The most important thing I’ve learned about happiness, habits, and human nature? There’s no one magic, one-size-fits-all solution that works for everyone.
We’ve all heard the expert advice: Do it first thing in the morning! Do it for 30 days! Start small! Give yourself a cheat day!
But here’s the thing: those approaches work well for some people, some of the time. They don’t work all the time for everyone.
The most important thing is to know ourselves, and what works for us.
One place where I’ve seen this issue arise? With to-do lists.
Over and over, I see the advice, “Write down your to-do list, set your priorities, work your way through the items, this is the way you’ll get things done most successfully.”
But I’ve been talking to people about this advice, and I’ve discovered that to-do lists just don’t work for many people. They make them, they try to use them, they fail.
And they often think, “Something’s wrong with me, I have no will-power, I can’t stick to a list, why can’t I use this simple tool that works so well for so many people, what’s my problem?”
To which I say: “There’s nothing wrong with you. How could we tweak the tool, to see if there’s a way to make it more effective for you?”
Since I’ve started looking for new approaches to the to-do list, I’ve found several versions that work for people:
If the classic to-do list works for you, terrific. I make them all the time myself, and find them very helpful. That’s no surprise: Upholders tend to do well with a to-do list. But if it doesn’t work…
A Rebel told me that the minute she made a to-do list, she wanted to resist it (the very term “to-do list” is not Rebel-friendly). So she changed the vocabulary. She explained,
‘To-do’ lists almost never get done by me, because as soon as I have to do something, it’s the last thing I want to do. A ‘could-do’ list, however, reminds me that I can choose whether or not I complete the task.”
Variation: the Might-could list: I’d never heard this term until an audience member used it during my book tour. I love it! It’s not a to-do list; it’s a might-could list.

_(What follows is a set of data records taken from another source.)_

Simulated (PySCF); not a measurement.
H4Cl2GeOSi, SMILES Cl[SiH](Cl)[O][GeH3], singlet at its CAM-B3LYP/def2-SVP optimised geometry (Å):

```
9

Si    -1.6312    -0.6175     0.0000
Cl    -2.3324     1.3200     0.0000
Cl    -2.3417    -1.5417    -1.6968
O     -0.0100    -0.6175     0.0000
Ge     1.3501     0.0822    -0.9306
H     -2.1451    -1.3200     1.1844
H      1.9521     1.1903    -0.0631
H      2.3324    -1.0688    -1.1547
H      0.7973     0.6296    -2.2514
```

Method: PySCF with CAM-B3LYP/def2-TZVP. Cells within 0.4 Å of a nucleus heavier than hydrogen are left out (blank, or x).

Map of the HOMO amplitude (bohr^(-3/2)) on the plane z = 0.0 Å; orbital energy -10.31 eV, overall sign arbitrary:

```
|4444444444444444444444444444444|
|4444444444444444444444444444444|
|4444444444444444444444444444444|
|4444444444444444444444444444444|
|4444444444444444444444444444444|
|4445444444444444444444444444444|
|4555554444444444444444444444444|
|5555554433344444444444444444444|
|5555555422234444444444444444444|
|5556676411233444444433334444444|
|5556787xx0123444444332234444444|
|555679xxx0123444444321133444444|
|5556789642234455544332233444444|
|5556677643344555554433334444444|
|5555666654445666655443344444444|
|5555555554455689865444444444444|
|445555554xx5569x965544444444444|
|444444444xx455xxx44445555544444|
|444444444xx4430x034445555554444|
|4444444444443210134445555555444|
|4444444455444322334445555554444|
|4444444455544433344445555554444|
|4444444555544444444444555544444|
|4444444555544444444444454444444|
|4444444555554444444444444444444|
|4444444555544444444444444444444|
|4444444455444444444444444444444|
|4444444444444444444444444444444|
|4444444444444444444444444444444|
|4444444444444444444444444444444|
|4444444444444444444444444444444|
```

In episode 134 of the “Happier” podcast, for our weekly “Try This at Home” tip, Elizabeth and I suggested making a ta-da list. Make a list of everything you’ve already accomplished. You’re often pleasantly surprised and energized to see how much you’ve done, and giving yourself credit for your efforts often make it easier to keep going.
It’s easy to feel overwhelmed at the sight of all the errands, tasks, and aims that require our attention. If you can’t bear to contemplate the complete list, try making a to-day list. Just list the things that you’d like to get done today.
We’re told that “everybody” should use to-do lists, and that “everybody” finds them useful. Nope, not in my observation.